Teaching Professional Development in World History Education: The Alliance Project

AHA Session 210
Sunday, January 5, 2014: 8:30 AM-10:30 AM
Virginia Suite A (Marriott Wardman Park)
Chair:
Patrick Manning, University of Pittsburgh
Panel:
Linda Cargile, Bancroft Middle School
Ross E. Dunn, San Diego State University
Tim Keirn, California State University, Long Beach
Patrick Manning, University of Pittsburgh
David Neumann, California State University, Long Beach

Session Abstract

Educators generally agree that young people must have global historical knowledge and critical skills to work, travel, and make informed decisions in our complex world. World history has been a core subject in U.S. schools for several decades, and world or global history standards and curricula exist in most states. However, these state standards are at best uneven in quality and tend to represent world history through a western lens or disaggregated civilizational model. Moreover, educational research demonstrates that the vast majority of teachers have not had academic preparation in the subject of world history, nor have they had pedagogic training specific to the task of teaching from a global perspective and on large spatial scales. The scarcity of funding for improving history education in general – and for world history in particular—makes creative responses to the need for a stronger curriculum and in-service professional development more difficult.

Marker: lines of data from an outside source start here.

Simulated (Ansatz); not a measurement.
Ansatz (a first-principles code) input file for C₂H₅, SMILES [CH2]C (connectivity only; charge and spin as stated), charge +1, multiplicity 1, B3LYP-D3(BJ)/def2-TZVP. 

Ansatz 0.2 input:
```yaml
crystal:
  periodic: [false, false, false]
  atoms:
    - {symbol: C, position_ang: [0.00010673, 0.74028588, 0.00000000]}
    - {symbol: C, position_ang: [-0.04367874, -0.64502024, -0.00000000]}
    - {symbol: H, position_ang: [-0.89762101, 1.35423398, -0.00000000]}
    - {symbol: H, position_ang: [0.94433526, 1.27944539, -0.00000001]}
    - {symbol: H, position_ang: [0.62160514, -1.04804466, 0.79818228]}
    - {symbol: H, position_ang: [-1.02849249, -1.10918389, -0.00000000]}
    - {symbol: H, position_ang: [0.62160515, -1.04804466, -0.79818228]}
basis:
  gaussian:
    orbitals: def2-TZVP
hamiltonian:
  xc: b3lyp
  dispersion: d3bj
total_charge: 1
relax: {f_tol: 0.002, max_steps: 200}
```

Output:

This session will present the work of the Alliance for Curriculum and Professional Development in World History. Funded as a pilot by the British Council and the Social Science Research Council, the Alliance Project is centered at the National Center for History in the Schools at UCLA, the World History Center at the University of Pittsburgh, and the Department of History at California State University, Long Beach and includes leading world history scholars, history educators, teachers, and professional organizations. The Alliance has created four foundational documents: a curriculum framework for teaching world history from an integrated and global perspective, an outline of the essential elements for professional development of in-service teachers, a plan for design and implementation of professional development opportunities, and an agenda for cognitive research on teacher and student world-history learning. In addition, the Alliance is creating a web-based and open-sourced outline for a forty-five hour professional development course for teaching world history that will include all accompanying materials and curricula.

Members for the Alliance Project will briefly share the foundational documents and the professional development course, and discuss their experiences and challenges in collaborating to create these materials. Panel participants will engage the audience in a critique of these materials and solicit suggestions for modification and improvement. In addition, panel members will generate a discussion with the audience about the means --and potential obstacles-- to implement and sustain the curriculum framework, professional development course, and research agenda for world history. This proposed panel would be of interest to a number of constituencies who attend the AHA Conference including world historians, history educators, and K-12 teachers.